Wednesday, August 11, 2010

Topic: Argumentative Writing.



10-second review: Attempts to explain Toumin’s “warrant” that supports the claim and the data.

Title: “Taming the Warrant in Toulmin’s Model of Argument.” JE Warren. English Journal (July 2010), 41-46.

Summary: The Toulmin model of argument is as follows: The claim is supported by the data. “The movement from claim to data is authorized by a general, unstated proposition Toulmin calls the warrant.” [Did I used to call this an enthymeme? RayS.] “Support for the warrant is termed backing; words that limit the force of a statement are called qualifiers (‘nearly all teachers’….). “Exceptions to the claim are called conditions of rebuttal.”

Toulmin justifies his method of argument by saying that’s the way the real world argues.

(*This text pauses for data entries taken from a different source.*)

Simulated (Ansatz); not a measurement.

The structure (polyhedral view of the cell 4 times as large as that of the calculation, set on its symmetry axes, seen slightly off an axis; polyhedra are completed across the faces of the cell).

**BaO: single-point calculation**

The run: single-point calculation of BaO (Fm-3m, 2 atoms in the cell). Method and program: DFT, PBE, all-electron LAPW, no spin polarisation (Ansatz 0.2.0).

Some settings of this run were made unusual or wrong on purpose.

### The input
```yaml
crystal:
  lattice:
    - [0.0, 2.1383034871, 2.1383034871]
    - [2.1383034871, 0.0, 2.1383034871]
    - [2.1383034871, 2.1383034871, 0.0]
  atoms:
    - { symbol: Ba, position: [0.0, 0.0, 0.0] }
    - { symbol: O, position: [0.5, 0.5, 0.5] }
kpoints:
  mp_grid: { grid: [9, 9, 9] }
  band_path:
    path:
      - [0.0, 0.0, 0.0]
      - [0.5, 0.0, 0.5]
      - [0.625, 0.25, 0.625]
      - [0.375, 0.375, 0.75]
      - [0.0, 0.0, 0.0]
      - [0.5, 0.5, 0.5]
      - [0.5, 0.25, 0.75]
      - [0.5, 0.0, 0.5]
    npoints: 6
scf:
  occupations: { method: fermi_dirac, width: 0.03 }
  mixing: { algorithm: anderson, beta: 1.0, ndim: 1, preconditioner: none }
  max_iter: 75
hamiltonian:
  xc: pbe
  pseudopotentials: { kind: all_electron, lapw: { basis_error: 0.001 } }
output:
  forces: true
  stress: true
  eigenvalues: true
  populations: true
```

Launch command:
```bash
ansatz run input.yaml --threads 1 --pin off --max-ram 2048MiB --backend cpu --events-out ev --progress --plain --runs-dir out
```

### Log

Toulmin begins with a syllogism: “All humans are mortal. Socrates is a human. Therefore, Socrates is mortal.” In the Toulmin model, the third statement in the syllogism, the conclusion, is the claim. The second premise is the data. The first statement is the warrant. So, in effect Toulmin stands the syllogism on its head: Socrates is mortal (claim) because Socrates is human (data) because all humans are mortal (warrant for the data).

Comment: The author criticizes textbooks on the Toulmin method for not explaining the warrant clearly and are often incorrect in giving examples of a warrant. I know what a warrant is, I can define it—it supports the data which supports the claim. But after reading the article, I’m no clearer in being able to identify a warrant. RayS.